The UK Government states that social housing should meet a minimum standard of decency. A decent home is described as one that; doesn’t contain any health and safety hazards, is in a decent state of repair, has reasonably modern facilities and provides reasonable thermal comfort and is well insulated.

The English Housing Survey released by the Department for Communities and Local Government (DCLG) in 2015 suggests that 21% of social housing failed to meet the decent homes standard in 2013. Of these, 72% failed due to being energy inefficient.

Furthermore, the Office for National Statistics reports that there were 18,200 excess winter deaths in England and Wales in 2013/2014. It also states that there were 11.6% more deaths in winter months compared with the non-winter months in the same period. Cold homes are a major contributor to these deaths as a reported one in five people live in fuel poverty.

As 70% of currently inefficient housing stock will still be in use in 2050, cost-effective, large-scale sustainable refurbishment will be a necessary part of improving the housing stock across the country. Changes such as installing energy efficient windows and doors can help towards the creation of homes with enhanced thermal ratings, providing tenants with warmer properties and reduced energy costs.

Furthermore, clear, reliable information about the energy performance of a dwelling is a crucial first step in market transformation.
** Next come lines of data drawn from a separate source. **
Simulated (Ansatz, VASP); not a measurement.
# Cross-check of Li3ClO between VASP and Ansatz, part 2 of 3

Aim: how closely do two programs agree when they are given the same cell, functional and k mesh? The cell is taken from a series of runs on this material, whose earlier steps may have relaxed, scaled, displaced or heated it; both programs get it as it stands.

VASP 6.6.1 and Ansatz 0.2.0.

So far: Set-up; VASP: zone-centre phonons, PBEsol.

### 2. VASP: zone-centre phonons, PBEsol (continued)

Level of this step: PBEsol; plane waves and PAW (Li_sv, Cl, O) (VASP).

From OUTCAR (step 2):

In 2007 the government introduced Energy Performance Certificates (EPC) to tackle the problem of Britain’s large stock of inefficient housing. An EPC is used to calculate the energy performance of buildings, providing prospective tenants and occupiers with information relating to a property’s energy use and carbon emissions so they can consider its thermal levels and fuel costs.

It is the joint responsibility of landlords, builders and installers to ensure that Energy Performance Certificates are up to date and available to tenants whenever any improvement work such as loft and wall insulation, new boilers installation or windows and doors upgrade takes place. Last year, 2,232,991 EPCs were logged on the Domestic Register with 11% receiving an A or B rating, 53% getting a C or D with the remaining 36% rated E, F or G. Properties with an A or B rating exceed current standards whereas properties rated D-G are the worst performing. However, from 1st April 2018 landlords will be forced by new energy efficiency regulations to upgrade the energy efficiency of hundreds of thousands of homes currently rated F and G to a minimum of E or face being unable to let them until they improve the rating.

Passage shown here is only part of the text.